This year I decided to give up Facebook for lent. Forty days of no Facebook. I may have lurked on occasion and maybe ‘liked’ a post or two and now am told I have failed Lent. This is by people who aren’t even Catholic. I guess I should have reworded that maybe I would spend more time off of Facebook to focus more on real living, because that is exactly what I have done. In the time I have spent off FB I have gardened (more on my anaphylactic shock in a minute) I’ve read a book (or 2), and I have spent hours at the baseball field. I’ve even watched Netflix series that I may not have had time for if I time sucked my life in FB like I usually do. (Rectify, is the Netflix series called the best most un- watched show and has a finale that rallies Six Feet Under; seriously). I have most certainly plugged back into my life. I don’t consider that a fail.
Unfortunately Facebook is my connection to people that I don’t see every day. And there is the Vacaville Crime thread. I have to know what is going on in my community. I can’t completely unplug from that. I would like to be on snap chat. That looks like a lot of fun but I have no idea how to do it. Regardless, I can concentrate more on my family. You see, last year I turned 50. And I got a little selfish. I concentrated on my own happiness; perhaps at the expense of my family. But this year I vowed to concentrate more on my family. And you know what? I found out I don’t like them much. They do not pick up after themselves, and they honestly smell bad. And they are selfish little bastards and seriously babies, when they are sick. And there are many days they exhaust me.

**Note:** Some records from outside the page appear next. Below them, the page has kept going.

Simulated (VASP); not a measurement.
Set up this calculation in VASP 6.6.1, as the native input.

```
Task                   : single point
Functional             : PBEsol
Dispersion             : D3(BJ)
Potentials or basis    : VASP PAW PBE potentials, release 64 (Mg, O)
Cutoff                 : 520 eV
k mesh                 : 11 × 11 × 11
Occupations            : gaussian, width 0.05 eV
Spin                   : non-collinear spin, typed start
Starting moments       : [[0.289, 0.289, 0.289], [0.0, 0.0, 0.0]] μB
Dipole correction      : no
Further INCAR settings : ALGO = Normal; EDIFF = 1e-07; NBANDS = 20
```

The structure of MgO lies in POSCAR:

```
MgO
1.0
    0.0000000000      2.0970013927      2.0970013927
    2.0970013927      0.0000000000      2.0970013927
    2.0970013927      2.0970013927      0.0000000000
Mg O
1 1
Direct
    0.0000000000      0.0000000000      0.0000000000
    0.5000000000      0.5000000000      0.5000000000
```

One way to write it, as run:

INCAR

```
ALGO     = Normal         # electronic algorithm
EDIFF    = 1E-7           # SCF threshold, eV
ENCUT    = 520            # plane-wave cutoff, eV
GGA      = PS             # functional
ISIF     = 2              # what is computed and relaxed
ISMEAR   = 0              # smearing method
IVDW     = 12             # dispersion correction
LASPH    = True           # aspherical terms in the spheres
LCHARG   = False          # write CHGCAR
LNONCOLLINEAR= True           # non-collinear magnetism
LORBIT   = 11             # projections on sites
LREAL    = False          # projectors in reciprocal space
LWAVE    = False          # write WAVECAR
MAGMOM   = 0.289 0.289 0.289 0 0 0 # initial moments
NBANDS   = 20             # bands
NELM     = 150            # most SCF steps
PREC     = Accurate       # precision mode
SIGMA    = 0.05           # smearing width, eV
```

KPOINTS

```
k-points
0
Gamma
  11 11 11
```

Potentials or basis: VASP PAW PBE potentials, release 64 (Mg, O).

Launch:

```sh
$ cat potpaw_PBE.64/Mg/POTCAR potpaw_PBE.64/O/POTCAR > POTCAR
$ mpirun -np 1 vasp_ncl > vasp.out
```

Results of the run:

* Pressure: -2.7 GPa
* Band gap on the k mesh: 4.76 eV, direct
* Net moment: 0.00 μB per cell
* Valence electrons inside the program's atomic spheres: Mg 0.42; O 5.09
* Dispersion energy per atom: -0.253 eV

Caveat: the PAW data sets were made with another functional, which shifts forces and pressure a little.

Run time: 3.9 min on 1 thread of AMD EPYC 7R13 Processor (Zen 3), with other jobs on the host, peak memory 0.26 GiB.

The gardening thingy that happened was interesting. I ended up digging up a “Royal Robe Potato Plant” that I have had for at least 10 years. (It doesn’t actually grow potatoes). I ended up with hives the next day and the following day it spread to my face. And my lips. It looked like a Botox moment gone horribly bad. I ended up in the ER with a vein full of Benadryl and solumedrol plus a week of oral steroids. Steroids do make a person feel FABOMUNGO! I felt like wonder woman; needing very little sleep and still feeling, well, powerful. I kinda get the whole Lance Armstrong thing even though I hate the man for being a Svengali. That was my gardening moment. My allergist said to dig it up (not me) and never plant something like that in my yard again. But if I do, I have 2 epi pens.
In addition to movies I watched some very good documentaries. Beary Tales is where two orphaned bear cubs adopt a man to raise them, and admittedly was a bit silly, But Be Here Now was so good I highly recommend it especially if you like to cry. He dies in the end by the way. I didn’t know that when I first started watching it. So you are welcome.
And then, in a bit of melancholy, I re read my old entries from this Blog. How the time has flown. It made me happy and sad both. It is so poorly written it made me almost have an anxiety attack. Then I realized the amount my children have grown and it nearly made me lose my breath. And finally the realization that the years go by so quick, and in those years I got old. So old that I DID do Botox just last week. Just a little. My head is on the small side to it saved me quite a bit of money. It makes me giggle that my forehead is so numb and I can not make a scowl if I tried. My friend, also a Botox user, and I had dinner last night and tried to see who could scowl first. Neither of us could, My face is now on a level playing field. Poker face = Botox = win. And for now, I have no wrinkles; except my laugh lines. I do love the laugh lines. I won’t touch those. Those get to stay. I don’t want them to go away, not even for a day. If I hadn’t laughed as much as I have over the last several years I would be dead. Those laugh lines are my life lines. They are the strings that holds my heart together. And they remind me that I am really really happy for the most part.
But right now I feel unsettled and I honestly miss people. Tons of people. I don’t usually feel this way. People have come and gone so much in my life, either through death or travel or changing jobs, and I’m usually like “God speed!” I have had the time to think about those people over these 40 days and I can say that I do miss a very many of them. We move on, and sadly we let go, because sometimes we are forced. We let go even if it was on someone else’s terms. And that sucks. It really does.
Now I’m going to do something else that I never had time for before. I’m going to take a nap.